A Tale of Two Leagues
Every American professional sport has two major divisions that act as a mechanism to facilitate separate brackets when the season reaches its elimination stages. Both the NBA and NHL have Eastern and Western conferences while the NFL and baseball have leagues that have no geographical separation creating many mini inter-league rivalries between teams playing in the same vicinity. In the majority of these leagues, the range of talent is similar and the caliber of the teams varies from the elite to those franchises that have never left the basement. This trend is being bucked and becoming more and more exaggerated in Major League Baseball, as the only sport with a significant rule difference between its leagues – the designated hitter.
At this point you might be thinking that this is another one of those countless articles that bemoans the fact that most of the hitting talent is migrating to the American League – it’s not. The evidence is irrepressible, the stacked 9-hitter lineups in the American League have begun to produce significantly more runs that their National League counterparts. With only three of the top ten teams in both the home runs and runs produced categories being from the national league, the hitting gap is definitely widening.
On the flip side of the ball, although the American League has its Verlanders and Weavers, the National League pitching staffs are much deeper and stronger. The National League has five pitching staffs with a team ERA of under 3.50 which is baseball is enough to earn a starting pitcher a 5 year contract.
The American League only has one – the Oakland Athletics who everyone knows is a National League team in disguise. Having established the significant difference in brand of play, it is easy to say that this phenomenon is not seen in any other major professional sport.
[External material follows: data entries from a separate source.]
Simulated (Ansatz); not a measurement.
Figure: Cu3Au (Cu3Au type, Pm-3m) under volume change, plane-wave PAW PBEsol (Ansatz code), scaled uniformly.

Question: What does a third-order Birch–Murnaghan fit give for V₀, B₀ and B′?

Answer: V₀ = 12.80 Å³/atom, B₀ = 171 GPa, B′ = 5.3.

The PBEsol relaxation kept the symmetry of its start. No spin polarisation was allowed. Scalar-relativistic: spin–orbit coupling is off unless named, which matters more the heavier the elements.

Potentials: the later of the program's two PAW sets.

Yes, Football may have the west coast offense but that is merely a paradigm for offense and has not caused a huge parody in output amongst its adopters, which are mainly teams in the NFC. The All-Star game is a perfect microcosm of this general trend, as the NL suffered a lopsided loss in the home run derby but came back strong with pitching in the actual All Star Game. As a result, we are presented with a very interesting time in baseball as two different styles clash and managers in both leagues need to prepare for the oppositions pitching and hitting. This year’s interleague play favored the AL who ended up with a 142-110 record, a fact that is statistically indifferent from 2011’s AL advantage of 131-121 showing that the teams match up almost evenly.
For development purposes, this rift at the top may also be beneficial to farm systems who will now have better defined goals and developments paths based off of the league a major league team is in. Many National Teams have taken to drafting strategies similar to Giants’ draft director Dick Tidrow, who believes that hitting talent in the NL is fleeting but pitching talent can be grown and used as currency.
This recent drift to the extremes has given fans a greater sense of rivalry between the leagues, because it’s simply much more – it’s a rivalry between forms of the game. It has also helped to streamline development and might be the dynamic change baseball needs to keep on attracting new people to all levels of the sport.
One thing that is for certain is that if it comes to a game 7 in the World Series, it will be placed in a National League ballpark with no designated hitter. Does that mean the visitors will be at a disadvantage or is it now offensively a level playing field? Only time will tell.